No! The USPTO is not a defending army trying to keep out barbarians. It grants patents. If it does not have time, or resources, then it does not grant patents. If the patent examiner feels they don't have enough time, the patent is denied - too bad. You can re-file, paying a fee for extended examination.

I feel any reform which does not change this approach will have only limited effectiveness, as patents will simply increase their complexity to make them more difficult to examine, until junk makes it through again. The USPTO must have the ability to say no.

P.S.: I feel I should bring up non-obviousness - prior-art is not the only disqualifier. It should disqualify all of these "do specific but obvious thing, on a computer" "inventions", prior-art or not. Perhaps the filer could be required to explain why their invention is non-obvious, saving the examiner some time.

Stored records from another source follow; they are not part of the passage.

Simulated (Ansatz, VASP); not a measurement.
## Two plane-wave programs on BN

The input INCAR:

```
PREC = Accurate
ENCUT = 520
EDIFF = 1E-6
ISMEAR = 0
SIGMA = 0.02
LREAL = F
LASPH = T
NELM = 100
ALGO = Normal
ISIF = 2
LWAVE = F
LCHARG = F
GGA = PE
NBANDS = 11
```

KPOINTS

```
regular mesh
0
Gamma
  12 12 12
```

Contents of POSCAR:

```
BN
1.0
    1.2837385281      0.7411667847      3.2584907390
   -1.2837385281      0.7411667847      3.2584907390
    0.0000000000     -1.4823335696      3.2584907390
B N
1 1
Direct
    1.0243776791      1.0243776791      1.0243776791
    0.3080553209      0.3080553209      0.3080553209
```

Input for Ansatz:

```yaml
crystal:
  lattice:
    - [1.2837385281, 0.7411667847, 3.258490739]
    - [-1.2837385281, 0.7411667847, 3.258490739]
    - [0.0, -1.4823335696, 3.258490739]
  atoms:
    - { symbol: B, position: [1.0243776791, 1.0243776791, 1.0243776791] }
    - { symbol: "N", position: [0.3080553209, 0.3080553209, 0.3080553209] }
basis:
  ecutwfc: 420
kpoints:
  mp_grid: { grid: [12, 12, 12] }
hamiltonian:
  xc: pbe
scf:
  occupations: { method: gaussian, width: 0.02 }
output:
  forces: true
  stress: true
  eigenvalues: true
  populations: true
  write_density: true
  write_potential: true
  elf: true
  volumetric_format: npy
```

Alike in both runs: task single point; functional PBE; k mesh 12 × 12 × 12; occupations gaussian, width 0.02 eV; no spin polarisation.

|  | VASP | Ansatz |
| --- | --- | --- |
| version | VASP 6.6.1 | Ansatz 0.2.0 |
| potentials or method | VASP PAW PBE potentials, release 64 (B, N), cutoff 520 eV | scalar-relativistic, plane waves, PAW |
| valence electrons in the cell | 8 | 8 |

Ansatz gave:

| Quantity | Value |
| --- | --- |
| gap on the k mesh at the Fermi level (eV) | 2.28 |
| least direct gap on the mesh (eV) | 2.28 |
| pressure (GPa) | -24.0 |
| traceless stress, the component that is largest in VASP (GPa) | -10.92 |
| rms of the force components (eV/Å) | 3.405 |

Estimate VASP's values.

> No! The USPTO is not a defending army trying to keep out barbarians. It grants patents. If it does not have time, or resources, then it does not grant patents. If the patent examiner feels they don't have enough time, the patent is denied - too bad. You can re-file, paying a fee for extended examination.

Rejections can not be arbitrary. If the examiner can't find prior art but wants to reject the application, what are they going to write in their office action, the response to the patent application? "I couldn't find anything, but I don't like your application, so I'm going to reject you." As a junior examiner, everything I did had to be approved by someone. There's no way that would get approved. I'd be told by my primary examiner to go back and find something if I want to reject, and by the way, I don't get any extra time.

I haven't heard of any examiner being fired for poor quality, but repeatedly writing rejections with no basis would probably get an examiner fired for poor quality eventually.

And the applicant can appeal. As far as I'm aware the examiner gets no time at all to respond to an appeal! (I didn't get any time for the one appeal that I had.) The examiner does get time to respond to an RCE or continuation. It doesn't take too many appeals to seriously impact an examiner's productivity metrics, and if the examiner falls below 95% of their target for too long, they're likely to be fired. [0]

A lot of attorneys complain that the USPTO is far too harsh. And I think they have some fair points. Only about half of patent applications are issued as patents within 3 years. The vast majority of applications (over 80% last I checked) are rejected in the first action. (I rejected every application I received in the first action.) The process needs to be fair. So there need to be mechanisms to prevent the USPTO from simply rejecting everything to be safe. If the USPTO rejects everything, why even bother having a patent system? (Note that I'm not defending the USPTO's current system, which I think is absurd to give the examiner no time for an appeal.)

> P.S.: I feel I should bring up non-obviousness - prior-art is not the only disqualifier.

I'm afraid that you don't know what you're talking about here. Obviousness is a prior art rejection, and it's the most common type of prior art rejection. An examiner could go on "official notice" and just declare something obvious or known without prior art, but as far as I'm aware that never works.

[0] The way these metrics work (roughly) is that certain actions get a time added to a counter. Then your "production" is calculated as the amount of time you earned (the counter) divided by the amount of time you spent in examination.


You are telling me how things currently work, I am talking about how they should work.

I never said to reject things arbitrarily. Only if there is not enough time for an examination. Think of it as putting things on a backlog. If faster turn-around is wanted, more funding can be provided. Lack of funding should only make the work slower, not broaden patentability.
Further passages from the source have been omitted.